#49: Escher-like cookie cutter

I’m a great admirer of MC Escher. There are numerous possible practical applications of his idea of single-shape tesselations.

The simplest and most obvious is to create a cookie cutter. Not only does this eliminate waste, but if you make one tray of dark and and one of light chocolate brownie, then you can combine tiles from each to create a pleasing (and highly calorific) pattern. Yum.

echerlike80.jpg

More on applications of Escher-like patterns later…

6 Comments:

  1. I actually made this a while ago (http://www.thingiverse.com/thing:3248) and now found out I wasn’t the only one who came up with it 🙂

    • Cool. I’ve been trying to think of a way to make a fractal cookie cutter…one for which every cut consists of multiple versions of the same shape at different scales. Still thinking about that one.

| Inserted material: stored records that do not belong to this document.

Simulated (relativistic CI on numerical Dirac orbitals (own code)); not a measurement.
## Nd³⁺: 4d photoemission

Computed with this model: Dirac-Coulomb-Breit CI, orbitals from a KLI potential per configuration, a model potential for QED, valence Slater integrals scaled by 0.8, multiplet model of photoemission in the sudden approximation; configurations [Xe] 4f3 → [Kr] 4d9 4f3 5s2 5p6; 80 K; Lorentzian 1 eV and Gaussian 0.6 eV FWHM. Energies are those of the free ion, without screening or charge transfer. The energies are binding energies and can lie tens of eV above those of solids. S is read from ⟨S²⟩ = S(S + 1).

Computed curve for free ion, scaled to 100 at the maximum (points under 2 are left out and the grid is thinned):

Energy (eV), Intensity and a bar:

  2. And to add to your patent discussion, this clearly shows that openness is the best protection. By blogging your idea, Google knows that you came up with it first and so will the rest of the world.
    Your idea can be commercially protected by applying the appropriate CC license but that would be a bit hard to defend in the case of a particularly shaped cookie cutter 🙂

    • I have a number of great strategies for exploiting ideas without conventional legal protection -since I can’t afford that in most cases (I teach these via http://www.scotskills.com). The cookie cutter might still be protectable within certain countries as a registered design. In the UK this is actually pretty cheap but protects only the shape. Trying to police infringements via the UK courts is a waste of time and money (unless you are accusing a big corporate and you have tonnes of low-cost legal support -in which case an out of court settlement might be achievable. Frankly though, life’s too short to play these puerile games when invention itself is so emotionally rewarding).

      • Actually, now I think about it, I seem to remember that the Escher estate pursues a lot of people in defence of their rights. Is it 70 years since Escher died?